All 594 terrorist suspects held at the U.S. prison at Guantanamo Bay, Cuba, will be notified next week of their right to contest their detention in U.S. federal court and of their option to appear before a military panel to challenge their status as "enemy combatants."

But the Los Angeles Times reports that even as the Pentagon earlier this year announced plans to hold annual hearings for the Guantanamo detainees, top officials decided tentatively to hide some detainees from the process. Those detainees would be set aside because of their perceived intelligence value.

Holding so-called "ghost detainees" might violate international law. Defense Secretary Donald Rumsfeld has already acknowledged he ordered a detainee held secretly in Iraq at the request of CIA director George Tenet.

The discussion of creating more ghost detainees came after Rumsfeld announced annual reviews of detainee cases, following complaints from human rights groups.

Now, the military is also planning to hold separate military panels to determine whether detainees belong at Guantanamo. That follows a Supreme Court ruling that Guantanamo detainees must receive due process.

Gordon England, the Navy secretary who is overseeing the process at Guantanamo Bay, told a Pentagon news conference Friday that he chose James McGarrah, a rear admiral in the Navy Reserve, to be the "convening authority" who will select the panel members, whom he called a "neutral party."

The Pentagon had announced Wednesday that Deputy Secretary of Defense Paul Wolfowitz had ordered that all Guantanamo Bay detainees be notified within 10 days of their opportunity to appear before the panels.

The purpose of the panels is limited to determining whether a detainee is properly classified as an "enemy combatant." If not, then the detainee would be released to his home country, England said.

The Pentagon has held most of the detainees at Guantanamo Bay without charges for more than two years on grounds that they are "enemy combatants" with no right to contest their detention in U.S. courts.

The Pentagon defines an "enemy combatant" as "an individual who was part of or supporting Taliban or al Qaeda forces, or associated forces engaged in hostilities against the United States or its coalition partners" during the 2001 war in Afghanistan or elsewhere.

Most of the people held at Guantanamo Bay were picked up on the battlefields in Afghanistan and have been held for questioning aimed mainly at gathering intelligence that could prevent another terrorist attack against the United States. Human rights groups have challenged the Bush administration's position that the detainees can be held indefinitely without being charged.

The 594 people held there are from 40 countries and speak 17 different languages, England said. He said the names of those who choose to go before a military panel to challenge their status as "enemy combatants" probably will not be made public.

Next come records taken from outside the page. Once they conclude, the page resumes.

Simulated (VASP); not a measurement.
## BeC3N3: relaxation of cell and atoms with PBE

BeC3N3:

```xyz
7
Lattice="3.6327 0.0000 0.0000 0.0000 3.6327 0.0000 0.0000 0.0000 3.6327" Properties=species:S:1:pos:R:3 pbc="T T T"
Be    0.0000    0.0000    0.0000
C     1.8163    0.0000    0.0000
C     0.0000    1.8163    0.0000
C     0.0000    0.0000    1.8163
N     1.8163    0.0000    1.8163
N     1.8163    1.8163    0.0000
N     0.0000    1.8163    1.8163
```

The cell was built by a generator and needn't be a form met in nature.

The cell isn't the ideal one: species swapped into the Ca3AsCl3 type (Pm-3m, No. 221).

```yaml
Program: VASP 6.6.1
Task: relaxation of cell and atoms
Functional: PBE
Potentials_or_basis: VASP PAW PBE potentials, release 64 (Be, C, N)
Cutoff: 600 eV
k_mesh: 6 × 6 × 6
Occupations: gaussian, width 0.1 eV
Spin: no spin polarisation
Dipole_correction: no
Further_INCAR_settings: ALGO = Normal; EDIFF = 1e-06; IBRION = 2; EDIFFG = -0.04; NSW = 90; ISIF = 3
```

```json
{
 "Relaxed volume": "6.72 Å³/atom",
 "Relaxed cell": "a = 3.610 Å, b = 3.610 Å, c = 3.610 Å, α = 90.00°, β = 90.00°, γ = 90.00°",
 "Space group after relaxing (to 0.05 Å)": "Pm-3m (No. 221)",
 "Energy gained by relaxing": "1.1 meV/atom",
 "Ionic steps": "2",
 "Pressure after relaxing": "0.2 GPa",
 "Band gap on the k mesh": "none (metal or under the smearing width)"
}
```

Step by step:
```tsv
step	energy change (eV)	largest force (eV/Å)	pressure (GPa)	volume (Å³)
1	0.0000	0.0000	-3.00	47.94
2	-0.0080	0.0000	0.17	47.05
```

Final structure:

The Pentagon has yet to work out many details about providing detainees access to civilian courts and lawyers.

England, who visited Guantanamo Bay on Thursday, said he assumes that some detainees will choose not to appear before the military panel to challenge their "enemy combatant" status and that the entire process can be completed within four months.

Each panel will be comprised of three "neutral" military officers, of which one must be a military lawyer. They will be chosen by McGarrah beginning next week. He also will choose a "personal representative" to assist each detainee in preparing for the panel, England said.

The personal representative will not be a lawyer, England said. He or she will be a military officer of the rank of major or higher (lieutenant commander or higher in the case of a Navy officer). None of the three is to have been involved in the detention or interrogation of the detainee.

England said the detainees who choose to appear before a panel will be allowed to call witnesses, if that is deemed a reasonable request. England said he doubted that many such requests would be deemed reasonable and that detainees instead would present written statements from witnesses.

The annual reviews announced in February are still set to go forward.

The annual reviews and military panels are separate from a more elaborate military tribunal, which the Pentagon calls a military commission, that was established by President Bush in 2002 and is designed to conduct trials of non-American terrorist suspects at Guantanamo Bay. No such trials have been held yet, although the U.S. government has designated 15 people at Guantanamo Bay as eligible for trial.